And So Ends An Epic Season of Marching Band.
Looking down from the top of Christie Pitts Park, I could see another marching band practicing their choreography. They looked pretty intense. They were from a small town in the US, but I knew they were no match to the mighty North Toronto Collegiate Institute’s sheer awesomeness. For those of you who don’t know us, we are the proud and the few. We are the North Toronto Marching Band. The Marching Band season has just ended, and we have had many spectacular performances, but most notably, the epic Toronto Santa Claus Parade.
CTV’s coverage of the parade was bordering on being abysmal, which is why it took me a while to figure out why we got airtime over the other bands (albeit our total was not a touch past 15 seconds). I mean, other Marching Bands got airtime, but there was only one other school that was broadcasted. I finally came to a conclusion. We didn’t necessarily sound the best, weren’t the biggest, and were definitely not the most coordinated with our left-right-left marching. So, was it our costumes? No, I don’t think it was, awesome as they are. Was it our spectacular baton twirlers? No, we don’t have those. Then it finally hit me: we radiate fun. As corny as that sounds, I think it is true. Waiting for the parade to begin and during the parade, NT had the most fun out of any of the other bands. While the rest of the bands were practicing their tunes, we were frolicking along the hill like the giddy children that we all are at heart.

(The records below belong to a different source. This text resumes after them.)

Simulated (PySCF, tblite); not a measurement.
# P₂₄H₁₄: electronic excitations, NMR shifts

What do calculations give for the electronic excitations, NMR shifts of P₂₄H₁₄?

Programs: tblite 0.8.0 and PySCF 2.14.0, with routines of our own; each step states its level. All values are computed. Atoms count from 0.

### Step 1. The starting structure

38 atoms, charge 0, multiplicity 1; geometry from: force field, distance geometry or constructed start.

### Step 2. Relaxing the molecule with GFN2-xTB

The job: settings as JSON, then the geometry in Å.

It being my first year at NT, I didn’t really know what to expect for the parade, though I was slightly disconcerted by my older sister’s anecdotes about “marching in foot-deep snow, uphill all the way”. During the parade I got my first taste of what makes the band so great as we were passing the Royal Ontario Museum on Bloor Street. Being in the lower brass, I was situated at the back of the band, bringing up the rear. As we began what was to be a wonderful rendition of “Santa Claus is Coming to Town”, our section leader told us to go and high-five the crowd when we finished the song. Sure enough, I heard “GO!” and lumbered away trying not to trip while carrying my sousaphone, and began passing right by the crowds, saying “Happy Holidays!” as I passed by kids. I don’t know if it was my irresistible charm or the instrument I was wearing, but they were grinning ear-to-ear. That’s right, NT students were doing some good old-fashioned mingling.
There’s something about NT’s band that sets us apart from the rest. Whether that be our retro uniforms, inspiring student leaders, skillful playing, dedication to morning practices, or Ms. Monteith’s watchful eye. To end this, I want to quote Mr. McNaughton who passed on some inspiring words of encouragement to me as I was about to cross the start line. “Jack, you sound good. Make sure to control your breathing, or you may pass out in the street. It will be embarrassing.”